Paved the Way for Women in Aviation
Harriet Quimby was lost.
Flying in dangerous, April, storm clouds without benefit of instruments, she could only hope she was still over the English Channel.
What if her calculations were wrong? Suppose instead of heading toward the coast of France, she was using her dwindling fuel supply to carry her farther and farther out to sea? Then a crash into the deep waters of a raging ocean was only moments away.
The engine sput-sputtered a warning. Quimby, a slight woman, her short black hair whipping in the wind, tightened a black-gloved fist around the control stick. Taking a deep breath, she whispered something softly, then jammed the stick forward. The tiny craft dropped like a rock.
The engine began to scream as it picked up speed; the propellar seemingly spun in both directions faster. Something ripped. Wing fabric? The rip became a flapping sound, like a snapping flag in a fierce wind. Would the wings stay on?
Punching through the last layer of clouds, Quimby tried to pull the stick back. The plane shuddered. Something was wrong. The channel wasn't where it was supposed to be.
IT WAS TOO CLOSE!
Pull up, pull up. She pulled back harder on the stick. With the propeller slicing through the peaks of white-capped waves, the plane leveled off. Moments later, as Quimby tried to wipe her goggles, a patch of brown, sandy beach flashed by under her wing, then melted into green squares of rolling pasture. Fuel depleted, the engine snapped to a halt. In the eerie silence, Quimby set the plane down. Stunned French villagers, many of whom had never seen a plane before, watched the descent. One can only imagine what they thought as the silent craft dropped from a stormy sky with a woman at the controls.

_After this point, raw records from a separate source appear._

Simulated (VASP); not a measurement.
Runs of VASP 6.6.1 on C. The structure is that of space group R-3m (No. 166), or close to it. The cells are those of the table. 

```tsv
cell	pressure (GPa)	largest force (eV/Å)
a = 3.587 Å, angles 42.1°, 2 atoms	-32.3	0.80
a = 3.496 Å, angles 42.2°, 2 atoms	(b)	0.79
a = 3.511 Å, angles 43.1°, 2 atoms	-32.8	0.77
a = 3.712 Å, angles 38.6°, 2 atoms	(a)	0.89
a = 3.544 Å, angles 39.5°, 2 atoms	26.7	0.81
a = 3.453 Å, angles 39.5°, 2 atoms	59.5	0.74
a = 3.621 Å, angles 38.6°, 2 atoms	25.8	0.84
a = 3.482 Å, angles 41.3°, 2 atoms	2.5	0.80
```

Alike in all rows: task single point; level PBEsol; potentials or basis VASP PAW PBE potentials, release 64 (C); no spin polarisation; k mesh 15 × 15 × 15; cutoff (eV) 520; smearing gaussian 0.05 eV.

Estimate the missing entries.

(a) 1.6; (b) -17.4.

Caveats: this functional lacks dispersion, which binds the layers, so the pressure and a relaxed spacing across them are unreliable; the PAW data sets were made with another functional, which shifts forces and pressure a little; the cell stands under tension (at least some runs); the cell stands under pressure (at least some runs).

Now Quimby, the first woman in U.S. history to have earned a pilot's license, was also the first woman to fly across the English Channel.
It was 1912.
Quimby, formerly a journalist from California, had moved to New York in 1903 to become a drama critic. This left her the time she needed to learn to fly. She began taking lessons just after the historic flight of the Wright Brothers.